The article gets six paragraphs in before starting to discuss the actual legal issue. No bueno! Better summary: https://www.scotusblog.com/cases/landor-v-louisiana-departme...
Here’s the missing context. Congress has chosen to confer on prisoners certain freedom to practice their religion freely. For federal prisons, Congress can do this directly. But Congress cannot directly regulate the machinery of state government, so it can’t tell state prisons what to do, as the Supreme Court held in a 1997 case: https://en.wikipedia.org/wiki/City_of_Boerne_v._Flores. Note a key point here is that these rights are statutory in nature, and go beyond the protection for religious liberty required by the constitution.
To work around that, Congress has imposed certain requirements as a condition of accepting federal prison funds. Among other things, it requires states to answer prisoner lawsuits for violations of these requirements. This is a common approach: Congress can’t directly regulate the states, but it can bribe them to agree to do things. But if the state doesn’t follow the conditions, then the only thing Congress can do is withdraw the money.
What this case holds is that the state’s consent to these lawsuits does not mean suits can be filed directly against prison guards who work for the state. This makes sense. A company might have a contract with another company that requires employees to follow various data security practices. The company might have rules requiring employees to follow data security practices. But if an employee doesn’t follow those practices, the other company can’t sue the employee directly. The employee isn’t a party to the contract. Similarly, the state may agree to certain requirements in return for federal funds. Prison guards may have to follow state policies to implement those requirements. But the prison guard is not a party to the contract between the state and federal government and cannot be sued for its breach.
As usual, the headline is hyperbolic and doesn't match the substance of the article, which is mostly correct.
RLUIPA governs the prison as an institution. The prison itself tacitly admits that the legal risk here was a matter of policy. As the article says:
In legal filings, Louisiana says it has
since “amended its prison grooming
policy” to ensure that nothing like
Landor’s “alleged experiences” happen
again.
So Landor has two options: (1) He can continue with his RLUIPA claim but against the prison; or (2) he can try a §1983 suit against the guards individually.Option (1) is what he should have started with, and the fact that he didn't is indicative of bad legal advice for exactly the reason the Supreme Court explained: RLUIPA on its face clearly and textually only governs state institutions receiving federal funding, not individual employees in their personal capacities.
Option (2) is unlikely to prevail since there is probably no case law on point (most claims of this nature proceed under RLUIPA because it requires strict scrutiny of burdens on sincerely held religious belief, as opposed to the First Amendment analysis requiring mere rational basis for generally applicable state actions that incidentally burden religious free exercise).
The original title is:
> The Supreme Court Just Empowered Prison Guards to Violate Religious Rights With Impunity
>Landor experienced precisely the kind of harm that can only be remedied by money damages
I mean, if it's a violation of religious principle, and he's a Nazarite, his faith offers many forms of recompense, and none of them are monetary. His faith would say that those who have committed evil upon him will be met with similar or worse fates as assured by their God.

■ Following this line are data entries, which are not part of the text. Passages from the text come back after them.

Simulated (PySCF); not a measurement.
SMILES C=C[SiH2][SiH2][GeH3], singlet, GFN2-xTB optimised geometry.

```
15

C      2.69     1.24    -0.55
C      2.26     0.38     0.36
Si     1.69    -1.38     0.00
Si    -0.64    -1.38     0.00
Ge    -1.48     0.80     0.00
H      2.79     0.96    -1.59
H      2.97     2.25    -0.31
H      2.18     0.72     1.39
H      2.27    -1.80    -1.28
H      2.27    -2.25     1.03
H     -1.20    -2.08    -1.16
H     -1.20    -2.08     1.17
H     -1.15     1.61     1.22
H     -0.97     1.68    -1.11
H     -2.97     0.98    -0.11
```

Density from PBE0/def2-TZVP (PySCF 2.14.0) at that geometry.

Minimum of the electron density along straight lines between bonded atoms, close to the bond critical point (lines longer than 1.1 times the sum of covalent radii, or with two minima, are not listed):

If you read the article up to the point where they describe the actual decision, it's quite different from the breathless outrage at the top. The reasoning is:
- In order to receive federal funds, state correctional institutions need to agree to certain standards, including the religious liberty protections.
- This agreement is between the federal government and the state institution; the prison guards and officials, in their personal capacity, never agreed to it.
- Therefore, the officials cannot be held liable in their personal capacity for violating the agreement.
- Notably, none of this shields the Louisiana Department of Corrections as an institution from legal liability.